I smiled, and drove on, heading to school to take pictures for J's class. End-of-year headshots, for a "look how much they've grown" perspective. I arrived a bit early, during math, and waited happily on the sidelines.

Twenty-two kids sat on the rug staring up at one of their teachers as she, a million months pregnant and amazing, made math come alive. Hands shot up, guesses were proffered, the differences between a prism and pyramid made simply clear. 

One girl pulled her mane of hair into a ponytail, wrapping it with a band in a practiced way. When did she learn to do that? 'Vertices' and 'congruent' and 'pentagonal' flew confidently from the kids' mouths. When did they master this sort of language? Weren't these children just in doublewides staring at construction sites and zoo animals as doting adults pushed and paused and explained?

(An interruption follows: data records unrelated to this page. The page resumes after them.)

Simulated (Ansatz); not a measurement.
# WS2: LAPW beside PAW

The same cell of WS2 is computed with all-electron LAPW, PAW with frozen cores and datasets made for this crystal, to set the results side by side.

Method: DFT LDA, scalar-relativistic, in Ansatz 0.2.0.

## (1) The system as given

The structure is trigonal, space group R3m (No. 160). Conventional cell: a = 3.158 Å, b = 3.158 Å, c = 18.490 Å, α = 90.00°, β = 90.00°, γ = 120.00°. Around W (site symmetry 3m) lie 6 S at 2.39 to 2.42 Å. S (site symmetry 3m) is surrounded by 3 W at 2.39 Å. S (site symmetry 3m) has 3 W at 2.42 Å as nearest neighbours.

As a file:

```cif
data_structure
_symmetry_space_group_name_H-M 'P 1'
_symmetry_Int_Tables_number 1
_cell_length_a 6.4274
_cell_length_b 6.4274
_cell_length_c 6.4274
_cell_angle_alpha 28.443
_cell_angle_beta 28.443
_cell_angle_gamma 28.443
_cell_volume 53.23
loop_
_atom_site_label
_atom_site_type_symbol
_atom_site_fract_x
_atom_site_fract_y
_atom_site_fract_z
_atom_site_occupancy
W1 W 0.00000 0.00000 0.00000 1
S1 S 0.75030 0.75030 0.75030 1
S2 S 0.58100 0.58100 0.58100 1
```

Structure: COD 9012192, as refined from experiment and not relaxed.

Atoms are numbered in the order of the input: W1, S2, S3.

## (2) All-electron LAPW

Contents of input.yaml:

J turned around briefly and gave me a smile. "I love you," I knew he was thinking. "I love you, too," I thought back. "When did you get so big?" 

His neck is starting to slope into young-man shoulders, his legs are sturdy and dense even though he is so slender. It's as if the baby vanishes from the outside in, and these new solid-state limbs confirm my suspicion that J is a tot no more. In any way.

It's dark outside now, and the storm I'd hoped for remains nothing but a whisper in the wind. I need to drain the ricotta and eat some dinner and get to bed. And I will. But I'll keep listening, should the skies part, and attempting to sear into my brain memories of the boys, as they were and are.